I recently read that the CEO of Hewlett Packard was going to consolidate several business units including the printer division and the PC unit. "The plan is to have their line of business more readily integrated so they approach customers together with unified product offerings", so says Tom Bradley, EVP of Personal Systems Group.
You can read more about it here.
Or you can stay awake for a more personal anecdote about HP here.
Years ago, my partner and I were asked to fly up to San Francisco on a weekly basis to help the Saatchi and Saatchi office with the HP printer account. The client was threatening to leave and to take their $3 million budget with them. Naturally this was cause for panic. And we were sent in to rescue this showcase piece of business.
In the annals of advertising (an appropriate phrase if there ever was one) computer printer advertising is about as exciting as watching ink dry. There are no core human truths. Or brand essences at play here. It's all about feeds and speeds. It's about sheet tray capacity. And the merits of 560 dpi vs. 720 dpi.
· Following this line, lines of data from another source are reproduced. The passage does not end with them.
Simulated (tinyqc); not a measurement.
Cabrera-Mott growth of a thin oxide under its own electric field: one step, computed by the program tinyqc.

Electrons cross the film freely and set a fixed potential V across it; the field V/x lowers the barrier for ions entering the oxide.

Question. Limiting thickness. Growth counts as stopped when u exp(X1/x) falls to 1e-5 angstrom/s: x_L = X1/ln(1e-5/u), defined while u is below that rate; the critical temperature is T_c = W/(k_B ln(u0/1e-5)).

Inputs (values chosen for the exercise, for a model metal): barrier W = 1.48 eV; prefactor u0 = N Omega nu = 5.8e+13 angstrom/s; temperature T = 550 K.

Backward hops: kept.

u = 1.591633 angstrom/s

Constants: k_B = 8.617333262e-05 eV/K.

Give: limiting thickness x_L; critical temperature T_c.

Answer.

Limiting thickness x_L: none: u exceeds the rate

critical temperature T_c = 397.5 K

In other words, the stuff of dreams.
Of course, none of this stopped the genii at HP from throwing, literally throwing, millions of dollars at the marketing efforts. As mentioned in the snoozy article (referenced above), HP had set up all kinds of independent silos to handle the hundreds and hundreds of different product lines. The silo handling the printer division was spearheaded, and I use that word lightly, by 5 or 6 women. I mention that not as any indictment of gender but only because it is pertinent to the story.
Truth is, over the course of my career, I have found women to be more astute than their male marketing counterparts.
So why is the XX chromosome count important here? Well, it turns the HP marketing ladies were all about egalitarianism. None of them, and I can't remember a single name - which is probably for the better, could make a decision about choosing one ad over another. It was left to the whimsy of the focus groups.
And boy did these women love their focus groups.
For a single page ad that appeared in the inky back pages of Copy Center Digest or The IT Gazette, we would traipse across the country, with stops in Miami, Chicago, New York and San Francisco. I guess if you lived in Boise, Idaho, as these women did, you'd find every excuse in the world to get the hell out as well.
You could admire the professionalism of these ladies. But it didn't take long to discover the real reason for the intensive "nationwide research." Turned out we logged thousands of miles and countless complimentary continental breakfasts because the HP Printer Marketing Committee had a fondness for shoe shopping.
I'm sure you could never get the Sr. VP Brand Management Director/Laserjets or the Group Management District Supervisor/Inkjets, or even the EVP Strategic Innovation Planning/OfficeJet, to admit to such, but I know from standing at the luggage carousel at O'Hare Airport exactly what was going on.
It was all an elaborate corporate-funded shopping ruse. And it became painfully apparently after one exhausting focus group produced the following Freudian slip:
Agency Account Exec.: So which one should we move forward with?
Jr. Brand Manager/Tri-Color Ink Cartridges: I like the open-toed Guisseppe Zanottis.
1 comment:
Wow. Usually clients use focus groups to cover their asses. This is the first I've heard of using them to cover feet.